Congratulations to first-year Elisabeth Falaleev on her engagement to Todd Miranowski!
Congratulations to first-year Craig Smith on his marriage to Gracie Green!
Congratulations to third-year Josh Kaplowitz and his wife Andrea on the birth of their daughter, Evelyn!
Thumbs up to the start of softball season. Crabcakes and softball, that’s what UVA Law does.
Thumbs up to school computer labs that have staples and staple removers, but no staplers. They are convenient for obtaining staples for use elsewhere and for removing staples from things brought from elsewhere, which is really all ANG wanted to do anyway.

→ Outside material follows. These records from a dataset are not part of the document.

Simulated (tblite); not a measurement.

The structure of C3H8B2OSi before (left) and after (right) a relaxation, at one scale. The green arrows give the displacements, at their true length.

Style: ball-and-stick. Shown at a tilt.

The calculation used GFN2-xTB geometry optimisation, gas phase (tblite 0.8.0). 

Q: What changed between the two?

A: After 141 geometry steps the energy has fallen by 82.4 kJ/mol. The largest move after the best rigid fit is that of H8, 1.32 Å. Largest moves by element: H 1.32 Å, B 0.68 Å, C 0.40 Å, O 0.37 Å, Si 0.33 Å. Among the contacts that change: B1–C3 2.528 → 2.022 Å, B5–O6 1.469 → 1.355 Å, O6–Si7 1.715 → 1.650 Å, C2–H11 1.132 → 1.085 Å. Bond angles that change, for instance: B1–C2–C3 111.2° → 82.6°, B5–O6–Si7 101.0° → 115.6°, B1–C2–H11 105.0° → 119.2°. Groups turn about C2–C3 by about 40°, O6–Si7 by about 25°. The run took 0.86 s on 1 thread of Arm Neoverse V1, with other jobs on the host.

Thumbs up to Flo, the Teeter sandwich lady. Her deli meat may be cold, but her smile is warm; her sandwiches may only fill ANG’s stomach, but her tender, loving care nourishes ANG’s soul.
Thumbs down to 1Ls who write excessively long LR&W memos—over twice the recommended length—that their Dillards and professors have to read. Brevity isn’t just the soul of wit; it’s also the soul of not being a giant pain in the ass.
Thumbs up to the return of bocce in Spies Garden. Now, when ANG lobs heavy objects at babies, ANG has an excuse.
Thumbs down to people who steal belongings out of students’ mailboxes. While ANG is unsure as to why ANG stores ANG’s One-A-Days in ANG’s mailbox, stealing the bottle is still a jackass thing to do.
Trains on time: Professor Hudson’s Trial Advocacy class has been getting out late repeatedly, and it’s supposed to end at 10 p.m..
Thumbs up to Daylight Savings Time starting early this year. ANG usually wakes up at 4 p.m., so ANG needs all the daylight ANG can get.
Thumbs down to 1Ls who wrote their name on journal tryouts. Somehow ANG doesn’t think you could have mastered the 1st Amendment if you couldn’t grasp the concept of blind grading.
Thunbs dwon to 75% of the Law Weekly staff for shoqwing up drunk to production this weejk. Whose going to proofreed the issue if everyones passed out??
J. Harrison: “You may have never lived in a place crass enough to have a dimmer switch. As a crude tool of seduction, it’s just one step removed from the Lava Lamp.”
G. Mitchell: [calls on a student’s mother sitting in on the class] “What was the basis for the objection?”
Mom: “Um, no comment.”
G. Mitchell: “You obviously don’t know the rules. If you could just be quiet on your way out, please.”
K. Abraham: “This point of law is very important to clients. In fact, it paid for a wing in my house.”
K. Forde-Mazrui: “I learned [that every 1L section has a female professor] when I tried to trade classes once and they told me that I couldn’t. I said ‘But my name’s Kim! I’ve got a hyphenated last name! Everybody just assumes...’”
G. Mitchell: “This is for those of you who are going to be parents... that is, if you can find someone to have sex with you.”
D. Leslie: “If I were a judge, I would like to be reversed about a third of the time. That means I’m innovative…If I were never reversed, it would be like I wasn’t even there.”
J. Setear: [pointing to student with hand raised] Yes?
Student: I have a question.
J. Setear: Didn’t you read my faculty quote in the Law Weekly? If you raise your hand, I’m going to assume you have a question.